Debt is not always a bad thing. In many cases, it can be a useful financial tool. A loan can help you start a business, pay for education, buy a home, or smooth out short-term cash flow challenges. Used strategically, debt can support growth and opportunity.

The problem begins when debt quietly shifts from being a tool to becoming a lifeline.

Overdependence on debt rarely happens suddenly. It usually develops gradually through small decisions that slowly normalise borrowing. Recognising the warning signs early can help you regain control before the situation becomes financially overwhelming.

Here are some signs that debt may be playing a larger role in your finances than it should.

You Borrow to Cover Everyday Expenses

One of the clearest warning signs is when borrowing becomes a routine way to handle ordinary monthly expenses.

Debt should ideally be used for large or strategic needs, not daily survival. When loans begin to cover groceries, transport, rent, or utility bills, it often signals that your income and spending are out of balance.

Over time, this creates a cycle where each month begins with repayments from the previous one. 

Your Salary Is Already Committed Before It Arrives

Another sign of overdependence on debt is when most of your salary is already allocated to loan repayments before it even hits your account.

When debt consistently consumes a large portion of your income, your financial flexibility shrinks. Unexpected expenses become harder to manage, increasing the temptation to borrow again.

You Are Taking New Loans to Pay Old Ones

Borrowing to repay existing debt is a major red flag. This usually starts with good intentions. Someone may take a new loan to settle another one and reduce pressure. But if it happens repeatedly, it often means the underlying financial gap has not been solved.

Over time, the total debt burden grows, even if individual loans appear manageable. The result is a cycle where new borrowing becomes the only way to maintain repayments.

Borrowing Feels Normal and Routine

If taking a loan becomes the default solution whenever money runs short, it may indicate that credit has become embedded in your lifestyle. Digital loans, overdrafts, and short-term credit facilities make borrowing quick and convenient, which can normalise it even further.

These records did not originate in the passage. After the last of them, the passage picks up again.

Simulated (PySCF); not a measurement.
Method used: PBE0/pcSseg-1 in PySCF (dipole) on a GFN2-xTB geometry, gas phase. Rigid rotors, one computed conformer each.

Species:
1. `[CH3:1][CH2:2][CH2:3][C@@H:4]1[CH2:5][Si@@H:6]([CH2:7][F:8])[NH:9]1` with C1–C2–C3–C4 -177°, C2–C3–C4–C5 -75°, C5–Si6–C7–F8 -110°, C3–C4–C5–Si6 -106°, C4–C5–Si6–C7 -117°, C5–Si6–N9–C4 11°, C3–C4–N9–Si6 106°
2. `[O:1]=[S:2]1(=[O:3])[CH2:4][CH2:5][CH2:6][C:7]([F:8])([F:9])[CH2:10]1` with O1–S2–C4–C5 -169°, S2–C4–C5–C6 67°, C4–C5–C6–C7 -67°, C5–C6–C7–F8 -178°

While occasional borrowing is understandable, relying on it regularly can weaken financial stability over time.

You Feel Financial Pressure Even When Income Has Increased

If salary increases or new income streams do not improve your financial breathing room, debt may be absorbing most of the extra money. Higher repayments, accumulated balances, or interest charges can quietly consume what should have been financial progress.

This situation often leaves people wondering why they still feel financially strained despite earning more.

You Avoid Looking at Your Total Debt

When debt becomes uncomfortable to confront, some people stop checking balances or calculating how much they owe in total. The focus shifts to managing individual repayments instead of understanding the overall financial picture.

Unfortunately, ignoring the full picture does not reduce the obligation. It only delays necessary adjustments.

What Overdependence on Debt Really Means

Overdependence on debt does not necessarily mean someone is irresponsible. In many cases, it reflects structural pressures such as rising living costs, income instability, or financial emergencies.

However, when debt becomes the main solution to recurring financial gaps, it often signals that the system around your money needs adjustment.

This could involve rebalancing expenses, restructuring repayments, increasing savings buffers, or finding ways to strengthen income stability.

Planning Fallacy

Planning fallacy is the tendency to underestimate the time, cost, or effort required to achieve financial goals. It occurs when people assume everything will go according to plan while overlooking possible delays, price changes, or unexpected expenses. In personal finance, this bias explains why individuals often underestimate the cost of building a house, starting a business, or clearing debt. As a result, projects run over budget, timelines stretch, and people may be forced to borrow or delay their financial plans. Read more.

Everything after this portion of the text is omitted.